How can I extract the string after a specified character in SSMS?
For example "X1234" -> "1234". For this, the string will always begin with X.
What I have tried so far:
SUBSTRING(a.string,1,CHARINDEX('X',a.string))
which returns the 1st character after the X, though does not extend to all characters after X
If all the string starts with X then you just can select substring starting from second character as below:
select substring('X1234',2,len('X1234'))
Or if there is chance to start with other characters then first you can use case when check whether the first character is X or not.
select case when left('X1234',1)='X' then substring('X1234',2,len('X1234'))end
If you want a dynamic search pattern you can use a combination of substring and charindex:
DECLARE @Input NVARCHAR(100) = 'X1234'
DECLARE @SearchString CHAR = 'X'
DECLARE @PosSearchString INT = CHARINDEX(@SearchString, @Input)
SELECT @Input AS InputString
,@PosSearchString AS PosSearchString
,CASE
WHEN @PosSearchString > 0 THEN SUBSTRING(@Input, @PosSearchString+1, LEN(@Input) - @PosSearchString)
ELSE ''
END AS AfterSearchString
You can try with PATINDEX for Patern match
select substring('X1234',patindex('%[a-z][0-9]%', 'X1234')+1, 100)
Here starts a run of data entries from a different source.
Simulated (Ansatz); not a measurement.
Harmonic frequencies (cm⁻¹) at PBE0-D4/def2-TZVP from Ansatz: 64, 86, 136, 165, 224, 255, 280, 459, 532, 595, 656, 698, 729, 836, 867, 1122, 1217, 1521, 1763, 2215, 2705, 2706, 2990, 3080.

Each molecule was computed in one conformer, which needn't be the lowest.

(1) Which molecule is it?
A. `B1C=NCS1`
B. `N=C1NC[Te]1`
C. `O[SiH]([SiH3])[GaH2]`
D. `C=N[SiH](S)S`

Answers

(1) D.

If you want the value from the second character onward, I would suggest stuff():
select stuff(str, 1, 1, '')
If you specifically want to remove all characters up to the first occurrence of a character, such as 'x', then:
select stuff(str, 1, charindex('x', str), '')
If you want to do this conditionally -- so the string is returned even when 'x' is not in the string:
select stuff(str, 1, charindex('x', str + 'x'), '')
If you wanted everything up to the first digit to be removed:
select stuff(str, 1, patindex('%[0-9]%', str + '0') - 1, '')